Born in Israel and raised in Palo Alto, Calif., and New York City, Haimovitz is the most celebrated cellist of his generation, a prodigy who toured with the Israeli Philharmonic at 16.
Now head of the string department at Montreal’s McGill University, he grew frustrated in his late 20s with the classical audience’s disinterest in new music.
He decided to break out of the gilded chamber-music ghetto and seek alternative performance spaces. He’s taken advantage of the freedom provided by his solo tours to push himself in new directions, embracing contemporary composers like Elliott Carter, who wrote the title tracks for Haimovitz’s “Figment” as part of an amazingly prolific ninth decade.
“He’s still finding new sounds and new forms on the instrument,” Haimovitz says. “At first the piece sounds very fragmented, but to me it’s incredibly lyrical. The metric modulations make you feel nervous and anxious, but like Bach he sustains different threads throughout the piece.”

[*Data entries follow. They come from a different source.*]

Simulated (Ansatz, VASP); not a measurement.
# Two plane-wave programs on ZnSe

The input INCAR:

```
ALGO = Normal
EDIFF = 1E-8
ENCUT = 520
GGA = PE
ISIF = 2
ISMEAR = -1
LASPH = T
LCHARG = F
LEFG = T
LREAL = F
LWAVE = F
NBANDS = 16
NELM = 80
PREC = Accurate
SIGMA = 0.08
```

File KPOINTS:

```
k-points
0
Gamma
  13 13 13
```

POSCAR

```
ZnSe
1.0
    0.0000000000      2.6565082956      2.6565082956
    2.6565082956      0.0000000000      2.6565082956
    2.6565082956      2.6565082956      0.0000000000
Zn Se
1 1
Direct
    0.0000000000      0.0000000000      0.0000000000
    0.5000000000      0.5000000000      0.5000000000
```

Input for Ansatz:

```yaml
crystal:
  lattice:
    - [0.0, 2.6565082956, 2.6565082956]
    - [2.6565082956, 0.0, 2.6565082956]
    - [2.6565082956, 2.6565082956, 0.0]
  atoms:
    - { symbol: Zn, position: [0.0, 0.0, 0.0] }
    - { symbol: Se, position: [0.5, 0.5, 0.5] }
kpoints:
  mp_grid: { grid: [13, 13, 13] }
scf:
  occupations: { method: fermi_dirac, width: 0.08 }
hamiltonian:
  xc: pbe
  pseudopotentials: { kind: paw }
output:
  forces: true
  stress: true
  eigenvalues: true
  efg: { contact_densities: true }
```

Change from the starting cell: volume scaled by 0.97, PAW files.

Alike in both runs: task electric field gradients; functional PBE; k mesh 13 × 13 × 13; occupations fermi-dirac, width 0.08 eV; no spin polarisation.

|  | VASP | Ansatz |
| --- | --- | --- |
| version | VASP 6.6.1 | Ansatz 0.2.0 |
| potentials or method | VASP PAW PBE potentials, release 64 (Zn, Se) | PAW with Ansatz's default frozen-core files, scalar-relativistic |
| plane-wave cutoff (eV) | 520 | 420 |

Haimovitz lives on the East Coast but has been a presence in Seattle since performing with the Seattle Symphony for Benaroya Hall’s inaugural season. He realized then that the city provided an ideal locale to launch his alternative-spaces project.
“The Tractor Tavern is one of the first places I went into with the Bach Cello Suites,” Haimovitz says. “It’s got a great vibe. Every time I develop a new solo project I got back there.”